Saturday, May 30, 2009

Revision Starts Now

I've got my revision letter.... and it was pretty much as I expected. My editor has a talent for putting into words the things I know are wrong with my book in my subconscious. She's brilliant and I would be lost without her.

So far, the major issue is that the voice of the book is somewhat off and it needs to be scarier. Scarier? Yeah, I can do scarier, that's not a problem. Actually, it's a joy to know that I can take the gloves off and dig deeper into my scarred, fragmented, twisted psyche for material. However, just because the edits seem somewhat easy doesn't mean the work is going to go fast. A quick look reveals that I'm most likely going to need to cut the first four chapters and start fresh with a new, more dramatic opening. A subplot needs to be rewoven and pulled into the book earlier. There are some other tweaks that need to be made, but you don't want to hear all the gory details.

As for revision letters, they can run the gamut; from some minor tweaks to a major rewrite of the entire book. I like to tell myself that if it can go wrong, it eventually will. The editor can tell you to revise the entire plot, characters, how and when subplots appear, pacing, voice, setting description. You name it, and it can appear in your edit letter. And it most likely will. Sure, you can tell your editor that you think s/he is an idiot and that you're not going to make the changes. But then, I like having a job and in truth, my editor is smarter than me so I bow to her wisdom. So far, there hasn't been anything that I haven't agreed with.

That's not to say that I immediately agreed with everything I've been told in my edit letters. There have been a couple that I've had to sit on for a couple days before I could think clearly. Remember, your book is still your baby and someone is picking it apart. Egos get bruised. Confidence is shattered. Doubts creep in. It's all natural.

At the risk of ruffling some feathers, I think that one of the things that separates the professional writer from those who haven't made it yet, is being able to push aside those emotions and jump back into the book after it's been through the meat grinder. Because in the end, it's not about your feelings. It's all about the book.

5 comments:

My Blog 2.0 (Dottie) said...

Jocelynn

I know it's your baby, I cringe when someone asks me to do an edit, because I don't want to hurt their feelings. I do it anyway, because I know fresh eyes can see what's missing or doesn't quite fit or sound right. I don't like it when someone does it to me, but in the end, it feels good to have it right.

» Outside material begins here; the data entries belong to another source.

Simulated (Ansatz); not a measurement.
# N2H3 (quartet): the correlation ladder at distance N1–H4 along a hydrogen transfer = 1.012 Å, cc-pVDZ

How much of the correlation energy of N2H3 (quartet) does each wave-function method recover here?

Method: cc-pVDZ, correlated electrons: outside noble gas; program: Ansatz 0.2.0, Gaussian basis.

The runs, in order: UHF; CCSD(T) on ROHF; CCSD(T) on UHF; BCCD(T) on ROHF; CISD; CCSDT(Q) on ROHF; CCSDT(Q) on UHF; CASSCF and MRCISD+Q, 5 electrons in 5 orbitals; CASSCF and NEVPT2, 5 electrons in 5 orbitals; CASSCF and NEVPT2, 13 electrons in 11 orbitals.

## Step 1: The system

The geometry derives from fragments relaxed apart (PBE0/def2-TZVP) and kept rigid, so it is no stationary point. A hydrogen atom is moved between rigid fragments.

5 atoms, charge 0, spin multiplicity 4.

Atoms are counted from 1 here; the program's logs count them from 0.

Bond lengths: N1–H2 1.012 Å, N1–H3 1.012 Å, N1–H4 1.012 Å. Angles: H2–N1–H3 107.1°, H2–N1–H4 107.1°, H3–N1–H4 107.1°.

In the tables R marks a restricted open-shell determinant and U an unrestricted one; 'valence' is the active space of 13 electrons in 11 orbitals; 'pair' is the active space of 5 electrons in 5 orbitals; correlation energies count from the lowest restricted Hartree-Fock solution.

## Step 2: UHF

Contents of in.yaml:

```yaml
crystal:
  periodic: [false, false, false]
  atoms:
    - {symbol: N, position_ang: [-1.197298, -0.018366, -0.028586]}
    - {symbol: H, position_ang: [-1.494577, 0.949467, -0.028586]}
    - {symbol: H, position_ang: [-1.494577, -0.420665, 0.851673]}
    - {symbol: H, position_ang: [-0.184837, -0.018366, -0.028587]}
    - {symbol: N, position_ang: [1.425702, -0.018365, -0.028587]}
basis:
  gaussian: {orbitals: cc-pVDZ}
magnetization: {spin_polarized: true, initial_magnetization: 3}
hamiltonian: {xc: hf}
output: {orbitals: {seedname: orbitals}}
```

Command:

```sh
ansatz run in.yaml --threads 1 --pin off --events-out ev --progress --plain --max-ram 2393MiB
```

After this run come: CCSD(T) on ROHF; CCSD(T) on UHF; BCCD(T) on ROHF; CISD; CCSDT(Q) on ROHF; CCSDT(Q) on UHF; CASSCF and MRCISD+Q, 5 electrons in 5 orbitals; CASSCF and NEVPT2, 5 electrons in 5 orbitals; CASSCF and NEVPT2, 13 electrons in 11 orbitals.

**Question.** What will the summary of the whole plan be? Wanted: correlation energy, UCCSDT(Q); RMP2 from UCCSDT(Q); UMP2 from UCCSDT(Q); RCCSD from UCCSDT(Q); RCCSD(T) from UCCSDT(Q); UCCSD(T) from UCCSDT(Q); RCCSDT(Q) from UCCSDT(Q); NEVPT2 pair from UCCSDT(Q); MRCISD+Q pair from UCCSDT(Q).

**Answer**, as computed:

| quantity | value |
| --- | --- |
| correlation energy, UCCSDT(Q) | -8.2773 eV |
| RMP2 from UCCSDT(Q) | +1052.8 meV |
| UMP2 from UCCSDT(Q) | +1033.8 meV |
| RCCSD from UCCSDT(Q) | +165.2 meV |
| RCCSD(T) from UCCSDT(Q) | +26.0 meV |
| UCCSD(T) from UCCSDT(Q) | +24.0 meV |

Hang in there, your readers will support your efforts.

Dottie :)

Jessica Kennedy said...

I'm glad to hear you explain it like that. I don't think I could ever write a book and have it picked apart! It would scare me! :(

Can't wait to read book 3! :) I'm so excited! Would love a ARC if they are available! I new I'd get anxious because I read the ARC of Dayhunter. Serves me right! :(

Have a good time editing and I hope you recoup nicely! :)

lynn said...

I totally agree with sitting on feedback from editors/beta readers for a couple of days before making decisions on whether you agree with them. Distance always helps keep ego from getting in the way of improving the book. Good luck with the edits!

Anton Strout said...

I am going through this as of last Friday. You'd think three books into a series I'd have my sh*t together more, but basically I need to weave in more subplot and rewrite the last third of the book.

Feels daunting and certainly riddles me with self doubt, but I have to say it's good to hear its not just me!

Jocelynn said...

Thanks for all your support. And just because you've written a few books doesn't mean this job gets any easier. If anything, the next book should always be the most difficult thing you've ever written. You've always got to push yourself.